This morning, after shuffling through the kitchen like a 90 year-old, I wrote this down in my diary.
I’ve had “bad” knees since I was a child, and lately, I’ve found myself angry about it—angry about not being able to run, squat, or sit cross-legged without discomfort.
The other night, I was in so much pain that I swung my legs over the side of my bed and just cried. There was no fix in sight, and the frustration overwhelmed me. In that moment of deep exasperation, I asked my knees: Why is this happening? What is the root of this pain? It felt so much greater than what had physically caused it.
A few years ago, I discovered a strange talent for psychic automatism. I close my eyes, and with my non-dominant hand, I let it move across the paper. When I open my eyes, the lines reveal messages from my subconscious and beyond. There are many ways to divine the self, but this is the one I trust most. I call it "self-divination," because both the imagery and the interpretation come from inside me.
That night, after getting out of bed, hobbling to my desk, and drawing the blinds to let in the night, I lit a few candles and began to draw. When I opened my eyes, an image appeared: the Madonna and child. And I knew what it meant.
It meant that my knees had been carrying the weight of a deep maternal neglect—an unspoken belief that to feel safe in the world, I had to be self-sufficient at all costs. The child in me had no other solution, and the adult in me had accepted it. It was a way to avoid the guilt of needing someone by believing I could do everything on my own. I never realized how being fatherless and mostly motherless made me feel so unworthy of love, how receiving anything freely felt impossible—almost like a trap, a way for people to control me. I’ve always thought that to receive kindness and goodness, I had to earn it.
And now, this pain—it’s my body telling me that it’s time to stop the self-imposed Sisyphean struggle. That pride in being independent and strong, in facing the world’s hardships with grace—it’s really just a defense. It’s a shield to keep me from facing disappointment and the idea that I am undeserving.
I wouldn’t have understood any of this if I hadn’t stopped cursing my body, wishing it to recover quickly so I could push it past its limits again. Instead, I’ve learned to listen—really listen—to what it’s been trying to express.
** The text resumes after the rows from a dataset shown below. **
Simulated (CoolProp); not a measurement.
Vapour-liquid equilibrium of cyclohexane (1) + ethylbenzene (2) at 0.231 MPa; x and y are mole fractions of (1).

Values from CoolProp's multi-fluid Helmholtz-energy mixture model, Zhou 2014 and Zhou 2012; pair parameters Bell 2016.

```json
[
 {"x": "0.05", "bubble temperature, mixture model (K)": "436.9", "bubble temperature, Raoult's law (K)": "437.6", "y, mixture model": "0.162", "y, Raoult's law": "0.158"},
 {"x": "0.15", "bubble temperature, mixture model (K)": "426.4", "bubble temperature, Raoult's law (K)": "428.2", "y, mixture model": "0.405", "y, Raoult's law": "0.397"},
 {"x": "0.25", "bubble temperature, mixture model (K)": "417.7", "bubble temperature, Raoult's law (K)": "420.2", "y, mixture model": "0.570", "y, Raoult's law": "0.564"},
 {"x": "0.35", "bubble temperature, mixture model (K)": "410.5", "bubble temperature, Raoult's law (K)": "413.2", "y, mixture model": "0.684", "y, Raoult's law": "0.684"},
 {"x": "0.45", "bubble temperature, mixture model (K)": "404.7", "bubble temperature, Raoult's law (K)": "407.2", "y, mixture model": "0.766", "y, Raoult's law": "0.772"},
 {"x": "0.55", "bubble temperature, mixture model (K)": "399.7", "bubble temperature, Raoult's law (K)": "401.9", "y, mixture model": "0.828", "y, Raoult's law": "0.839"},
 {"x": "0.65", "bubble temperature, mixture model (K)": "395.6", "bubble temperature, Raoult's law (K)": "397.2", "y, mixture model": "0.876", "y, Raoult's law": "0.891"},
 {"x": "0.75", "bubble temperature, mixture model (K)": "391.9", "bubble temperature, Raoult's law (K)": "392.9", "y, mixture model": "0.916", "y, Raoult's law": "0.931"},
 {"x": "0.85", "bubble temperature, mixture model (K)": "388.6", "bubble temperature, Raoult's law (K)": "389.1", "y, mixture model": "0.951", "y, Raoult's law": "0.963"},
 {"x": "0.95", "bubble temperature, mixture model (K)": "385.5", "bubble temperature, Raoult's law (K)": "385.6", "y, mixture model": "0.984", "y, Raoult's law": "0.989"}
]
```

So today, I’ve been experimenting with listening, giving my body exactly what it asks for when it asks for it. It needed rest, so I took a nap. It needed a massage, so I gave my knees the care they’ve long been denied. And though I argued with it, saying it wasn’t good for me, it wanted cake. So I flipped through Thalia Ho’s Wild Sweetness, and when I landed on The Fallen Chocolate Cake, I knew it was what needed to be made.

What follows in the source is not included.